The regulation of the cryptocurrency sector is becoming stronger in Asia and Hong Kong is the latest country set to tighten its regulation of the industry.
Cryptocurrency laws to be tightened by authorities
The Securities and Exchange Commission of the country (SCF) has concluded plans to tighten the less-stringent cryptocurrency regulations as they look to combat issues such as crypto-crime and money laundering.
Hong Kong at the moment has one of the least stringent cryptocurrency rules in Asia but is now set to follow the footsteps of mainland China and put in place rules that will properly regulate the crypto sector. Hong Kong is regarded as the financial center of Asia and one of the leading financial hubs in the world, thus it is not surprising that the SFC is set to enforce better cryptocurrency laws especially the ICO sector that has presented problems to both investors and regulators over the past few months.
The Chinese government has banned most cryptocurrency activities in the country which led to some of the companies moving to Hong Kong. The entry of crypto and blockchain companies into Hong Kong has made it necessary for regulators in the region to put together more stringent laws. The SCF pointed out that investment funds that hold 10% or more of digital assets will be required to obtain a license. They added that the investment funds will only be allowed to sell their products to professional investors and not the regular ones.
SCF is planning to put together a voluntary scheme that would require crypto exchanges to test their digital assets before they decide if they need to obtain a license or not. This move is dubbed as “temporary regulatory sandbox” and is aimed at making it easier for exchanges to decide if they want to move forward or not.
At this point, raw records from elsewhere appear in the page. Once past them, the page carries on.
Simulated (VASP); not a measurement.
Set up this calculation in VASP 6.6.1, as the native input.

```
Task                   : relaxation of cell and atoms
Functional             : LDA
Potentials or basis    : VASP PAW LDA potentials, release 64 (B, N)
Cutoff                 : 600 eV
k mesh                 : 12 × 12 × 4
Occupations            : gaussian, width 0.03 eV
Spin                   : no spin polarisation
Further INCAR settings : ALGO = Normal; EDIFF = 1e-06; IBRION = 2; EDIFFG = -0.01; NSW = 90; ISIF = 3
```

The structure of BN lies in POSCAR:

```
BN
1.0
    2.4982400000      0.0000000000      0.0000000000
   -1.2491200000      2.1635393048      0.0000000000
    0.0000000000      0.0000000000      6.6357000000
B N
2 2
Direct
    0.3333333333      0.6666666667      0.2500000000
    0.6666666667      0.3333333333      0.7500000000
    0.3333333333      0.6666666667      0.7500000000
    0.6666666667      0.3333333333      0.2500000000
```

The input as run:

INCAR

Hong Kong regulators talking about regulations for months
This latest development doesn’t come as a surprise to many as the SCF has been talking about bringing tighter regulations to the crypto industry in Hong Kong. Back in February, the regulator issued a warning to seven cryptocurrency exchanges after receiving complaints from investors. With the regulations to be put in place, Hong Kong is set to follow the footsteps of leading economies like China, Switzerland, South Korea, Japan, and others who are also rolling out regulations for the new industry.
Market experts believe that tightening the cryptocurrency laws will help safeguard investors and help in the growth of the industry. However, some experts don’t believe that. Daiwa Institute of Research professional Daisuke Yasaku is of the view that tighter regulations will be a bad thing for Hong Kong. He stated that “The cost of regulations will be high. The requirements of the SFC initiative may prove too burdensome for some operators.”